As I continue studying computer architecture and deep-learning acceleration, I have become increasingly interested in how hardware flexibility should be exposed for modern AI workloads. Rather than presenting a finished proposal, what follows reflects a set of ongoing observations, intuitions, and open-ended directions I find worth exploring.

One recurring impression is that many contemporary AI workloads exhibit a somewhat paradoxical structure. The underlying computational primitives — matrix multiplications, reductions, pooling, sorting, and elementwise transforms — tend to be highly regular and repeatable across models. At the same time, the way these primitives are arranged, connected, and scheduled often varies considerably between architectures, deployment scenarios, and model families.

This raises a broader question about whether current hardware platforms expose flexibility at the most appropriate level.

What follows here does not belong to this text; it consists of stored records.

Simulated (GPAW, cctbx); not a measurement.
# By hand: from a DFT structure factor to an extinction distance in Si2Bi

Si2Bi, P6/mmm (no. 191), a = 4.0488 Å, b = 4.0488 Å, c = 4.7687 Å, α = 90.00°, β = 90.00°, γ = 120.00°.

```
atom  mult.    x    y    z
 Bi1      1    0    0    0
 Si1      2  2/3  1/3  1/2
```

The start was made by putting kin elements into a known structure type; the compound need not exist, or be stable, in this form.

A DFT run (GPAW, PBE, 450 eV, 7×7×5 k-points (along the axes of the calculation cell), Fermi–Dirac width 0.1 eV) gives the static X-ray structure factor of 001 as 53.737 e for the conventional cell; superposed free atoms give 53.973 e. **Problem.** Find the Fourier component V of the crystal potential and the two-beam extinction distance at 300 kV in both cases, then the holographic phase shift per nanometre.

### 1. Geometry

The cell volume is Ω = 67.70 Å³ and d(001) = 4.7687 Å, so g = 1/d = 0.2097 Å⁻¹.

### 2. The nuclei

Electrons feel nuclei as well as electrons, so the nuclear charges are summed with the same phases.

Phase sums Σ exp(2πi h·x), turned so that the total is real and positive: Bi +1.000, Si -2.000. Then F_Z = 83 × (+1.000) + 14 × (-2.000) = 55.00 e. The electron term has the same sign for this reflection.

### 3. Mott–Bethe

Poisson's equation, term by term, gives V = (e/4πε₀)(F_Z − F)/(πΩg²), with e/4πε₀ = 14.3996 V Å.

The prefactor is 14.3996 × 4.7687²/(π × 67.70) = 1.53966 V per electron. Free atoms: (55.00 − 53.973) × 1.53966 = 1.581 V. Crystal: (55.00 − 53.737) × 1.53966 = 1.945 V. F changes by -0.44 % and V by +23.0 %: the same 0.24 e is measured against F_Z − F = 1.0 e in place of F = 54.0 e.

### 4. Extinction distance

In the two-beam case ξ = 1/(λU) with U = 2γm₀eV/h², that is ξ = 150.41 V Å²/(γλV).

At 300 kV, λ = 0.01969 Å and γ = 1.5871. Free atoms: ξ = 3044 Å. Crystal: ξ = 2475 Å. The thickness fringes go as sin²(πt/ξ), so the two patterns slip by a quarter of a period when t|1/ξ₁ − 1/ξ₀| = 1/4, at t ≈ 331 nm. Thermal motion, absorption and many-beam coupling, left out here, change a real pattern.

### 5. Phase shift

The Spectrum of Flexibility

Highly reconfigurable fabrics such as FPGAs provide extremely fine-grained configurability at both logic and routing levels. This flexibility is powerful and broadly applicable, yet for structured dataflow workloads it sometimes appears more general than strictly necessary. Configuration bitstreams can be large, compilation flows can be lengthy, and timing closure may become nontrivial when workloads evolve frequently. These observations do not diminish the value of reconfigurable logic, but they do suggest that the granularity of flexibility may not always align perfectly with the structure of modern machine learning pipelines.

At the opposite extreme, fixed-function accelerators achieve remarkable efficiency precisely by reducing flexibility. Dedicated dataflow engines, systolic arrays, and domain-specific accelerators often deliver excellent performance and energy efficiency, but adapting them to new models or evolving operator patterns can require substantial redesign or careful software workarounds.

Between these two ends of the spectrum — maximal flexibility and near-complete specialization — there appears to be a broad design space that is still actively being explored.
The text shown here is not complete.